Government Bytes


Senator Tackles Key Element of Tax Reform - Business Expensing

by Pete Sepp / /

Perhaps the greatest policy challenge confronting this Congress remains how, exactly, to fulfill leading lawmakers’ promises to systemically reform the income tax law. Even after receiving months of input (informed by years of experience) from industry representatives, legislators, advocacy groups like NTU, and everyday taxpaying citizens, Members of the House’s and Senate’s tax-writing committees still have considerable work to do in crafting a tax reform package for floor consideration. No one said it would be easy.

As these efforts continue, having the right kind of legislative raw material will be vital to building a tax structure that will stand up to political and economic vicissitudes. Last week Senator Jeff Flake (R-AZ) made a helpful contribution toward one element of this vital construction project – the tax treatment of business expenses – by introducing the Small Business Investment Promotion Act (S. 1342). The bill is cosponsored by Sens. Jim Inhofe (R-OK) and Tom Udall (D-NM).

Aside from considerations such as the rate and ease of filing returns, business owners must – to a greater degree than the majority of individual tax filers – consider how expenses will affect their tax bills. Start-up companies may have large initial outlays for their infrastructure, while more mature firms may need to retool to keep up with more modern competitors. Either way, the ability to write off major investments up-front could make the difference in a business’ future growth, or even its survival. 
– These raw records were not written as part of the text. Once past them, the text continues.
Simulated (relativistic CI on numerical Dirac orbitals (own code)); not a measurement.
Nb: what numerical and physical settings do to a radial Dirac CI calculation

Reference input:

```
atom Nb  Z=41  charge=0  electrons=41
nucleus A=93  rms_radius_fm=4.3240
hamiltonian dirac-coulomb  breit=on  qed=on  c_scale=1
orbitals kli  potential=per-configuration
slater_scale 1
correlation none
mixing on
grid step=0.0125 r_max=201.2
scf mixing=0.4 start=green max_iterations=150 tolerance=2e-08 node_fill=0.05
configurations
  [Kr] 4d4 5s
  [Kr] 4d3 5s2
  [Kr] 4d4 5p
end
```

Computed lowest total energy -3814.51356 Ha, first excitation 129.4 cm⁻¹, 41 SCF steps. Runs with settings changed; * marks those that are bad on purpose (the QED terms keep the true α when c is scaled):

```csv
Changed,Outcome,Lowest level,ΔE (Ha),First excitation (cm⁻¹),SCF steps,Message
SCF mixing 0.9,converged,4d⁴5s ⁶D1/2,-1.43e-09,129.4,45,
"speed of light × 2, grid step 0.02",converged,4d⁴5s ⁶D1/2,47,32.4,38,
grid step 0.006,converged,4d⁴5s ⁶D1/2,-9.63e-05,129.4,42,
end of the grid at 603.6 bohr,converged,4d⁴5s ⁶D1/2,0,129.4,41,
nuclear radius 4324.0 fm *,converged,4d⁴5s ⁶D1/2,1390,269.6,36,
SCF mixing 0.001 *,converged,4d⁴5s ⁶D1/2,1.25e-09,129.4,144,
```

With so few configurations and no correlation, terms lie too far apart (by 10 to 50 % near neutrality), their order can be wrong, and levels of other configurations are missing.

How would a streamlined, less burdensome tax system recognize this imperative? Under one of the best alternatives, the Fair Tax (H.R. 25/S. 122), expensing for federal tax purposes would be irrelevant. Businesses would no longer be afflicted with income and payroll tax headaches from Washington, and would instead collect a consumption tax if they engaged in retail trade. Otherwise, in a flat or multi-rate profit tax environment, the law should allow 100 percent expensing in the year it occurs, the relief should be available to all businesses, and the provision should be as permanent as statutes permit (i.e., not put on a specific expiration schedule). Senator Flake’s bill makes good strides toward these ends:

  • Small businesses could deduct as much as $250,000 of purchases up to $800,000 in a given year on equipment, software, and other critical expenses. Under current law, those levels will fall next year to just $25,000 and $200,000, respectively – sending a terrible signal during a still-fragile economic recovery.
  • These amounts would be adjusted yearly for inflation.
  • The entire provision would be a part of permanent law.

There are of course many meritorious options for addressing the issue of business taxes in general and expensing in particular. For example, Senators Susan Collins (R-ME) and Robert Casey (D-PA) have authored bipartisan legislation (S. 1085) to make the present expensing policy permanent, plus extend for one year the Tax Code’s allowance for bonus depreciation as well as the 15-year straight-line depreciation for certain improvements. These would be positive changes too.

As NTU noted upon introduction of Senator Flake’s bill:

NTU strongly supports tax-policy proposals that permanently expand, simplify, and accelerate expensing for all businesses. Senator Flake's legislation makes admirable progress in applying these principles to small businesses and would, properly timed, be consistent with the framework for tax reform under development in the Ways and Means and Finance Committees. Congress should act to provide business owners with greater certainty and consistency in the tax laws so they can better focus their time and energy on growing the economy.